I am imprisoned in a high-walled stone concourse, or palazzo of some kind.  The walls and floors seem to be made of exactly the same type of material, a shiny white featureless stone that seems to absorb most of the available light, giving the atmosphere, if not a dim, then a slightly suppressed quality.  My feet echo as I explore the walls.  Occasionally I spy a slight alcove, sometimes a pillar, some minor decorative feature but no doors or windows, nothing useful or substantial.  The stone is otherwise seamless, there are no joins, blocks or tool marks anywhere I can see.  After a while of searching the effect quickly becomes oppressive, my mind begins to play tricks on me, alternatively switching off, or inventing features which aren’t really there; if I stare long enough at the walls without blinking, the white warps and changes until I give up and blink it all away.  There’s nothing here for me.

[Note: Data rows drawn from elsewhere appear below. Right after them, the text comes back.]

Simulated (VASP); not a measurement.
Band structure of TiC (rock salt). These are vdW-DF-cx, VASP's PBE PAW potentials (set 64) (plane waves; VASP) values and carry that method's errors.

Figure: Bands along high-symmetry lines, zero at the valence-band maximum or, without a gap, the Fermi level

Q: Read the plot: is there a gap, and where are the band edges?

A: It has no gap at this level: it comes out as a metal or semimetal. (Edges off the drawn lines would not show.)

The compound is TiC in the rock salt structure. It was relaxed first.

Which is as close as I can get with those word thingys to describing the effect Brian Eno’s 2012 LP Lux has on me.

Now let’s get a couple of things straight, Mr Eno as well as being an ex feather boa-toting sex God in his Roxy Music days, has a very big brain.  Mr Eno’s very big brain is full of extraordinarily complicated things that you simply can’t fit into smaller brains like mine – totally different operating systems; his brain sees things in 5D, I still struggle with long division.  Mr Eno has made, or produced a big number of my favourite LPs ever, especially his work with David Byrne and his series of four numbered ambient LPs in the late 70’s/early 80’s.  So what I’m trying to say is that I don’t criticize him lightly.

But criticize I must.  To my jaded old ears Lux is ambient music at its worst, well actually scrub that, there is no waves and whale song bullshit here, so Lux just got promoted to one up from worst.  Lux is four pieces of music clocking in at just under 20 minutes each.  On the back cover each track is denoted as a dot and matrix pattern, nothing as pedestrian as song titles here mortal!*.  The whole of Lux was devised to accompany an Italian exhibition of Eno’s visual art and the LP, is a Luxuriously** packaged affair replete with Mr Eno’s pictures and contains four prints of his work, which all looks like trees to me.  I rather like his art by the way, it has something of late-period Charles Pollock about it, crossed with the sort of decorative abstraction you find in pictures on the wall of upscale pizza places.

Shorn of the visuals^ Lux does not have much to recommend it, in my view.  I love ambient music, but it needs to do more for me than just glide on by, which almost all of this LP does.  There are some embellishments here and there, some low piano notes, a bit of gentle noodling on the glockenspiel, a key change or two, but it all strikes me as pretty watery soup.  I can detect nothing new here. The best sounds and passages recall Ambient 1, or even Ambient 2 but without the first splash of originality that gilds the experience of listening to them, Lux is a mirror image of them at best.

The track titles

There’s nothing bad here, but I am afraid that Lux commits the cardinal sin of ambient music^^, the one thing it cannot afford to do, which is to be boring.  I am happy to accept that this may simply be down to the inferior size of my own brain and a consequent inability to comprehend this music in the requisite five dimensions, but I’m still left lacking here.

The lone and the level walls stretch far away.

587 Down.

*I secretly hope that the titles are actually outrageous obscenities in a language devised by Eno entirely for his own amusement one wet afternoon.

**see what I did there?

^I did try to hold a print up in front of my eyes for the duration of each piece, but my arms got tired.

^^apart from the whale song thing, that’s a biggie too.